Bayeux was the
first city to be liberated after D Day and suffered little war damage so the
town still retains many medieval features. This is a typical example from the
central area.
Here is a
picturesque old mill on the river Aure that runs through the old part.
The outstanding
building in the old town is the cathedral. It was built by order of Bishop Odo,
William the Conqueror’s half brother and dedicated in 1077. It has been altered
since, as practically all cathedrals have, but nonetheless retains a beautiful harmonious
image.
The crypt, part of
the original structure, is highly
atmospheric with illustrations of angels playing trumpets and what my guide
book tells me are bagpipes. Anyone, angels included, playing ‘Scotland The Brave’ for all eternity
might just shorten the queue for Heaven a little.
The cathedral
contains some colourful friezes, one showing the murder of Thomas a Becket in
Canterbury cathedral in 1170. He was more Norman than English, with connections
to Bayeux, hence meriting the illustration here. We forget that religious
buildings were often decorated in bright colours that have faded over the
centuries. This restored small alcove suggests how parts of the cathedral may
have looked in its heyday.
I do like a nice
gargoyle. This one is a carving rather than a gargoyle but look like he’s just
bitten on a sour lemon.
Above all it’s the
sheer elegance of the building that is so impressive. Look at the vaulting
bathed in the gentle light through the east end stained glass windows.
The Bayeux Tapestry
used to be shown annually in the Cathedral but is now on permanent exhibition at a dedicated museum a few
hundred metres away where it is stored under optimum conditions to preserve it
for posterity.
This is where we’re
now heading , to the Tapestry Museum. Long queues, so we buy the tickets and
come back after lunch. Now slightly shorter queues.
No photos of the
tapestry, understandably, so what follows are photos of photos that may not be
best quality.
The tapestry is 230
feet long, 20 inches high and contains 58 numbered scenes. Scolars say there
was originally one further scene, now missing, at the end.
Each visitor is
issued with an audio guide describing the events in sequence in the tapestry.

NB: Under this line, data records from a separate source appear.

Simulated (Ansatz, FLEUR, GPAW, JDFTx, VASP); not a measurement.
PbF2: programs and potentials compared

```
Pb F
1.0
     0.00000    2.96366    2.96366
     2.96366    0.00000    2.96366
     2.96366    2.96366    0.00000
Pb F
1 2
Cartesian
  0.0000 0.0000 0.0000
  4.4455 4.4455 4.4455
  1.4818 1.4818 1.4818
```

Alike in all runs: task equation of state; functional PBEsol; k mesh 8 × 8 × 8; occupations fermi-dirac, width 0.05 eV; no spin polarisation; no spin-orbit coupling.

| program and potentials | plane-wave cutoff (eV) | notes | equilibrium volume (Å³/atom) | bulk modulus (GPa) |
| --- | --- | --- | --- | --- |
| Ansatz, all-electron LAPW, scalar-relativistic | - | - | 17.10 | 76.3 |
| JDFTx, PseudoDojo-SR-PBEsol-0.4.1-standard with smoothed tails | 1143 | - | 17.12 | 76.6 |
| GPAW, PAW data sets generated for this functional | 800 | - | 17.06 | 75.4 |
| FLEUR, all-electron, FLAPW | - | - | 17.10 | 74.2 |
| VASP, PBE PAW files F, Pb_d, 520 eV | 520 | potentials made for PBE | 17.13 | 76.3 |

The audio commentary starts automatically and cannot be paused: you have to
keep moving so the description synchronises with where you’re looking.
The story starts
with ageing English king Edward The Confessor sending Harold to tell William
Duke of Normandy that he, William, is to
be the successor to the English throne. Harold pledges allegiance to William and
they are the best of chums. Shortly
after, King Edward dies and Harold grabs the throne of England for himself.
William feels both incensed and betrayed so decides to invade England to reclaim
what he sees as his right. Here’s the invasion
fleet on the way.
It seems to be
quite a jolly affair, indeed, the commentary pointed out that some of the
horses on board are smiling. Then, when they land at Pevensey beach, they have
a barbie! Chicken and various meats are identified and a good time is had by
all. Bishop Odo is seen seated at the circular table on the extreme right.
Now comes the serious bit. William moves inland a few miles to join
battle with Harold who has appeared with
his troops that have forced marched from Stamford Bridge in Yorkshire. Notice
how the tapestry manages to impart movement to the mounted horsemen by the use
of different colours. Bishop Odo- that man again- is seen in one of the frames
carrying a mace into the battle. Being in holy orders, he was not allowed to
draw blood but it was ok to brain the enemy with his mace. Must keep to the
rules.
Sad end- and we all
know this bit- Harold perishes with an arrow in his eye. He’s difficult to
spot, but Harold is holding the almond shaped burgundy shield with the white
cross. He’s also the one with the arrow in his eye. Should have worn safety goggles.
The Tapestry was commissioned soon after 1066 by none other than Bishop
Odo. As expected, the story is told from the Norman perspective, but that is
the winner’s prerogative. Its account is pretty even-handed, to be fair.
It is generally thought to have been embroidered in England, probably
Winchester or Canterbury; perhaps both.
The Tapestry’s own
history is quite diverse, and it is first recorded in 1476 as part of the
Bayeux Cathedral inventory. It disappears and pops up again regularly, for
instance in the French Revolution when it was used for covering military wagons
until rescued by a local lawyer. Now it’s safe in its climate controlled
environment.
The Tapestry is a unique
historical document, particularly in furnishing us with military and civilian details
of that era. We certainly felt it a privilege to be able to look back through its
window on events nearly 1000 years ago.